Palin on Rape Exams: Not the Taxpayers’ Problem
According to the Mat-Su Valley Frontiersman, Sarah Palin, during her tenure as mayor of Wasilla, approved a policy to deny free forensic examinations for sexual assault victims. Former Alaska Gov. Tony Knowles disagreed with the policy, which was unique to Wasilla, and went on to sign a bill that "[made] it illegal for any law enforcement agency to bill victims or victims' insurance companies for the costs of examinations that take place to collect evidence of a sexual assault or determine if a sexual assault did occur."
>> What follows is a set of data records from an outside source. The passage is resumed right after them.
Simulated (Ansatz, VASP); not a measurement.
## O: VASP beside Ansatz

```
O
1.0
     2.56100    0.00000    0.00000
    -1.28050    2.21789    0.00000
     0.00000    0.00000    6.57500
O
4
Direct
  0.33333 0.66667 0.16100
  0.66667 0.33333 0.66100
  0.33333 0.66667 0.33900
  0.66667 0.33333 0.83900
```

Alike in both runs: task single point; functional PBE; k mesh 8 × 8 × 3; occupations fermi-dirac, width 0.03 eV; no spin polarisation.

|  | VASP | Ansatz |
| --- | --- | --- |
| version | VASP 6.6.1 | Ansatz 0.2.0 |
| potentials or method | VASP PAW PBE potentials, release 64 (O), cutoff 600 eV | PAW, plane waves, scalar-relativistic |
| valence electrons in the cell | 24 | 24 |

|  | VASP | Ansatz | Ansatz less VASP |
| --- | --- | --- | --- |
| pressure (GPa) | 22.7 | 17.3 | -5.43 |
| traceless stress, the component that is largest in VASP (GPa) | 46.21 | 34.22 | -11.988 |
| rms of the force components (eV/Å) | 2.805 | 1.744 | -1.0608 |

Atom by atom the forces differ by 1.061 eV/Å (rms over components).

If true (some conservative bloggers claim that the Frontiersman is a Palin-smearing sham, which I doubt, as the paper's digital archives go back quite a ways), Palin will have a hard time explaining her decision, even to her growing legion of fans. While she might have been uninvolved with the creation of the policy, she promoted Charlie Fannon to chief of police, and then (assuming she had at least some reservations with his decision) neglected to exercise her oversight authority when Fannon decided to charge for rape kits. The average citizen would likely agree that law enforcement agencies should spare no expense in investigating sexual assault cases, including finding out, via rape kit, whether or not a sexual assault actually happened. Demanding that a person pay for her own kit–which can cost anywhere from $400 to over $1,000–significantly reduces the odds that she'll get tested, which in turn reduces the odds that police will find the culprit and that prosecutors will be able to make the charges stick.
But the worst part about the decision to charge alleged victims is that it wouldn't have saved the city that much money:
According to [Wasilla Police Chief Charlie] Fannon, the new law will cost the Wasilla Police Department approximately $5,000 to $14,000 a year to collect evidence for sexual assault cases.
Cutting taxpayers' burdens and reducing the size and scope of government is–in most cases–a good idea. But forcing sexual assault victims to directly pay for some types of law enforcement services, and not others (unless Wasilla also directly charges residents to investigate burglaries, or violent crimes) is abusive and, in this case, clearly misogynistic. Furthermore, where the hell on earth is a multi-million dollar hockey rink a more important expenditure than protecting citizens?